Wednesday 8 January 2014

Querying Wikipedia data with SPARQL


Wikipedia is a great and well-known resource for all kinds of information.  However this information is not readily query-able (other than by search term) on the Wikipedia site directly.  There is a community effort at http://dbpedia.org to make a structured set of Wikipedia data available for querying and analysis.

The query form at http://dbpedia.org/sparql is a great way to test out the kinds of data extraction possible.
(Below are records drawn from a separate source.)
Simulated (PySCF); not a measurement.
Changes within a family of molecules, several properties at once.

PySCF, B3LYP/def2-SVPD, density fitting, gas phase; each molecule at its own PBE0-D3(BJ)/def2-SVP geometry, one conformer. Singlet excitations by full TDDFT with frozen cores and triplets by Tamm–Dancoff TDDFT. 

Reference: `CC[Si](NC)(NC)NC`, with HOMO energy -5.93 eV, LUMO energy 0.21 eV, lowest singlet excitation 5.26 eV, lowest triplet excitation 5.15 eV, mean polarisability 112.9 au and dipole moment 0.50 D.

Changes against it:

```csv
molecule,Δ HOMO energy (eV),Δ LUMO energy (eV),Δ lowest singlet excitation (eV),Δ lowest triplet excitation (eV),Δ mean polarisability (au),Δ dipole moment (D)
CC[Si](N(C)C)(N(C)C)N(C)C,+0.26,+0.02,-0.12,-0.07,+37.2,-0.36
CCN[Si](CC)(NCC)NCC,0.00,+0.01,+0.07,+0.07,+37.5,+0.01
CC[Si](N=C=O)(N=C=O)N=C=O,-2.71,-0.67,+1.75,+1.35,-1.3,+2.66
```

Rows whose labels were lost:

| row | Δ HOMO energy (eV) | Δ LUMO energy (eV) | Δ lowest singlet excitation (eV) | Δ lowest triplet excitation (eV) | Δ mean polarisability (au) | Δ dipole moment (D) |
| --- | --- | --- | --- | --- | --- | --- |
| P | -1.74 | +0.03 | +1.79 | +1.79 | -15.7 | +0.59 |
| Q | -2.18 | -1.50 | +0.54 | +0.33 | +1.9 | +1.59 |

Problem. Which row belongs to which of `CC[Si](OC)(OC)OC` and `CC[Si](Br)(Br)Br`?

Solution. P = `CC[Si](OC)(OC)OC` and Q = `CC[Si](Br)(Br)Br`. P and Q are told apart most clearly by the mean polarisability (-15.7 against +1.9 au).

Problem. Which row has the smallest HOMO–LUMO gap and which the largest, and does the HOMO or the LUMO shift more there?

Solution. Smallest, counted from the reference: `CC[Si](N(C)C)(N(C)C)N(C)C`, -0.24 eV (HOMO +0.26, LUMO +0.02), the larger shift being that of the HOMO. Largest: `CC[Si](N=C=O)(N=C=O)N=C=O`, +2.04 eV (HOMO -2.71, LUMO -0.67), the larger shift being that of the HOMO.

As a basic example, the following SPARQL query lists software products by subject and organisation and is limited to 500 results.
SELECT ?subject ?organisation ?product
WHERE
{
    ?organisation rdf:type <http://dbpedia.org/ontology/Company> .
    ?product <http://dbpedia.org/ontology/developer> ?organisation .
    ?product rdf:type <http://dbpedia.org/ontology/Software> .   
    ?product <http://purl.org/dc/terms/subject> ?subject .
}
ORDER BY ?subject ?organisation
LIMIT 500


The following SPARQL query lists subjects for which there are at least 50 software products defined, and provides the count of products against each subject.
SELECT ?subject count(distinct ?product)
WHERE
{
    ?organisation rdf:type <http://dbpedia.org/ontology/Company> .
    ?product <http://dbpedia.org/ontology/developer> ?organisation .
    ?product rdf:type <http://dbpedia.org/ontology/Software> .   
    ?product <http://purl.org/dc/terms/subject> ?subject .
}
GROUP BY ?subject
HAVING count(distinct ?product) >= 50
ORDER BY ?subject
LIMIT 500

The queries above are very simple examples and it is possible to make more complex use of the links between data available at http://dbpedia.org.

I believe there are many interesting possibilities for this capability and have been using data extracted in this way in a small project.